U.S. Bridge Boosts Afghan Drug Trade
A multi million-dollar bridge financed and constructed by the United States to link two of Central Asia’s poorest countries is mainly used by drug traffickers to transport large loads on trucks.
Designed by the Army Corps of Engineers, the concrete bridge was touted by the U.S. government as a critical transit route for trade and commerce between Afghanistan and the former Soviet republic of Tajikistan. Instead it has literally paved the way for drug traffickers to take big cargos of Afghan heroin and opium to Central Asia and beyond to Russia and Western Europe.
An investigative piece published by a newspaper chain this week reveals the outrageous details of the little-known concrete bridge across the Panj River that cost U.S. taxpayers $37 million. Citing United Nations estimates, the story says that last year an average of 1,320 pounds of heroin moved daily on the northern route. That translates to nearly 6 million doses of pure heroin carried across the northern Afghan border each day.
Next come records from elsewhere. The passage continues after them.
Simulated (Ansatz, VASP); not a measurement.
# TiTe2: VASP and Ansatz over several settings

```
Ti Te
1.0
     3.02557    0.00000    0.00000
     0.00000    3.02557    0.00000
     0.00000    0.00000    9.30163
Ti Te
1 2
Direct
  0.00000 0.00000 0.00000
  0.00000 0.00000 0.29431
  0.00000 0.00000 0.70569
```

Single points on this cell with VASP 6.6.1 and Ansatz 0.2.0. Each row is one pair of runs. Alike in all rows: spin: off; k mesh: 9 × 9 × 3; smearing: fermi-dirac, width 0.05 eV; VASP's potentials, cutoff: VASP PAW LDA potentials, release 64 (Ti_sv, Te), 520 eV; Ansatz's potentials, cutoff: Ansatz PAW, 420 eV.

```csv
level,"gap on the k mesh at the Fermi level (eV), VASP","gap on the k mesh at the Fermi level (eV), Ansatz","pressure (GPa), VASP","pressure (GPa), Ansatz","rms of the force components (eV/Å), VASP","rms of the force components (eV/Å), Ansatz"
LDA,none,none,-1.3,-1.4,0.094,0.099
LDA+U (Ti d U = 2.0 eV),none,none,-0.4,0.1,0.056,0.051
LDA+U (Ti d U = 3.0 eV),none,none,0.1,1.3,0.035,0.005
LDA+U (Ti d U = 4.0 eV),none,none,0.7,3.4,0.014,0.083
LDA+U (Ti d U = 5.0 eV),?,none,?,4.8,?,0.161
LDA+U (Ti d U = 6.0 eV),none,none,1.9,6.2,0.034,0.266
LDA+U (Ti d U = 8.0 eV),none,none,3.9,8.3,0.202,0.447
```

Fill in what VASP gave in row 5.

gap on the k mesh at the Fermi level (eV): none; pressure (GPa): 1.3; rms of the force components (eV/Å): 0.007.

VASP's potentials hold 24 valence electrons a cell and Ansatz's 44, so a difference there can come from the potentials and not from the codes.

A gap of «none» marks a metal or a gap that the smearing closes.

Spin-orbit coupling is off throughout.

Before the U.S. built the bridge smugglers struggled greatly to transport drugs by throwing sacks of heroin over the Panj River, wading across when the water level was low and creating pseudo flotillas of car tires, small ferries and footbridges. Thanks to Uncle Sam that primitive method is seldom utilized.
Now trucks just haul the drugs across the two-lane concrete bridge. Smugglers are plenty grateful to Americans who have made their job easier. They assure that high-ranking border officials are corrupt and well aware that large quantities of drugs are being transported across the bridge daily. Others say the border guards are regularly bribed to allow the cargo through.
The U.S. has given tens of millions of dollars to the corrupt Tajik government over the years to supposedly combat drug trafficking and enhance law enforcement efforts although corruption continues to be widespread. Just this month, the U.S. helped break ground on a $2.5 million project to overhaul the country’s border guard training academy on Dushanbe.
Incredibly, no conditions are enforced upon the notoriously corrupt Tajik government on how U.S. tax dollars are spent. Corruption is so rampant that police are regularly seen on the street taking bribes, according to a knowledgeable Western diplomat who says no one bothers demanding a reduction in drugs in exchange for the border security money.